Tuesday, November 13, 2012

The Great Root Beer Heist

Last summer I spent some quantity time with my brother's friends and ended up with the plot for an actual NEW online Choose Your Own Adventure by the end of the day.  Yes, that's right, it's a Choose Your Own Adventure that I did not write when I was eleven!  You play the part of a blue ninja of unspecified gender on a mission to rob a charity walk-a-thon of its root beer.  I'd originally intended for it to be very straightforward, but then I wound up accidentally throwing in this weapon system.  That clogged the pipeline for quite a bit.

After working on this off again and on again over the summer, I've finally finished writing the story and mapping out the flowchart for The Great Root Beer Heist.  You can expect to see 17 unquestionably bad endings and 6 endings that range from dubious at best to very good for the player.  You can also expect to see the ninjas depicted below.

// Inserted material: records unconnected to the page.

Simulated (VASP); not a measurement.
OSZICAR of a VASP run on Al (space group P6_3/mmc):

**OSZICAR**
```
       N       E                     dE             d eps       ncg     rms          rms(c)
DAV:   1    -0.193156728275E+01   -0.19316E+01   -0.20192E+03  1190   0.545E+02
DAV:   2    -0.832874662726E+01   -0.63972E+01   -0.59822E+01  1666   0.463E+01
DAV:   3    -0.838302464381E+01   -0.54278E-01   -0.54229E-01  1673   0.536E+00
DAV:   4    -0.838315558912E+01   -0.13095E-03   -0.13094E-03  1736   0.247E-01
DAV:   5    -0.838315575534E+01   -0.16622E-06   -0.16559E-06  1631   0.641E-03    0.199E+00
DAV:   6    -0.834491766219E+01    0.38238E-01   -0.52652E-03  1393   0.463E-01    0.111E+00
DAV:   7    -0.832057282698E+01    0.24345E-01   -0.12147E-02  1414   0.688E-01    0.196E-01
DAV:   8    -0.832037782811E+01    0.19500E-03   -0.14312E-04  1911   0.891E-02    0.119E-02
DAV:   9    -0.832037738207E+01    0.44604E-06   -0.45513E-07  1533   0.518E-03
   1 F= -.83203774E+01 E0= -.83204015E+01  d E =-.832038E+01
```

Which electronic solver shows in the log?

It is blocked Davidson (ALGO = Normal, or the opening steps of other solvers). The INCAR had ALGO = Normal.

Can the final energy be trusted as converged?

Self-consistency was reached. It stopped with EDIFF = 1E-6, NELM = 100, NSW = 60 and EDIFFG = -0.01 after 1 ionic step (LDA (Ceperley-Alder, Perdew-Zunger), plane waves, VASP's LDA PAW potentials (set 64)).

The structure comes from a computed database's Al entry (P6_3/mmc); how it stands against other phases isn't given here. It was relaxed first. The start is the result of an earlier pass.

In light of this accomplishment, I've decided to share the process I've been using to create these things.  It all starts with a red composition book.
It has to be a red marble composition book.  I hoard the things like it's nobody's business and that helps keep them straight.  Of course, back when I started doing this I didn't have much of a choice.  They didn't really sell composition books in anything but marble style, and the red color was actually a huge novelty when I was in the fifth grade.  Now that I have them in polka-dot, taupe, European-style, glitter, unruled, and holographic with built in strobe light effects, the red marble's really just to state that yes, this notebook contains Choose Your Own Adventures and their accompanying logistical flowcharts.

To put it bluntly, I just wrote the story out in a notebook.  This was also the step where I closed the project and called it a day back in the 90s.  I still like writing my first draft in a real notebook on a stoop or bench or someplace weird, because there's less Internet there to distract me.
The second step is the one I just finished now.  I created a flowchart so I know exactly what pages need to be done.  As I finish them I fill in the little bubbles with a colored pencil or something.

I definitely do not actually perform this step on a large white board set up in public.  This is probably the worst way to make a flowchart, actually.  People around here have an overwhelming tendency to see important things written on erasable surfaces and erase them.  I use regular paper instead, because filling in the bubbles with a real colored pencil is a lot more satisfying than filling it in with the paint bucket tool in a separate tab.
 I don't even start doing anything on the computer until this is done.  I make the images first because there is a 100% chance of the image above not actually happening with that.  I set up the page in Dream Weaver and keep it simple.  Image, block of text, links at the bottom.  Boom.  Done.

And this is why there hasn't been a Lu Encounter update in over a month.

Wednesday, October 31, 2012

Why aren't pineapple Twizzlers a thing?

I found myself awake in the middle of the night again last night, as many creative sorts do.  Probably out of habit. Why is it that all the best ideas wait to show up until the middle of the night?  Why don't they cooperate with their host and pop up at more convenient times, when you're not trying to get some sleep?

I digress.  I found myself lying awake in bed, staring at the ceiling for at least thirty minutes wondering if Twizzlers came in pineapple flavor or not, for no real apparent reason, trying in vain to resist the urge to get up and google it (probably costing me an additional hour or so of sleep in the process).  Resistance was futile.  Turns out that Twizzlers do not come in pineapple flavor.  BUT THEY SHOULD, DARN IT.  THEY REALLY, REALLY SHOULD.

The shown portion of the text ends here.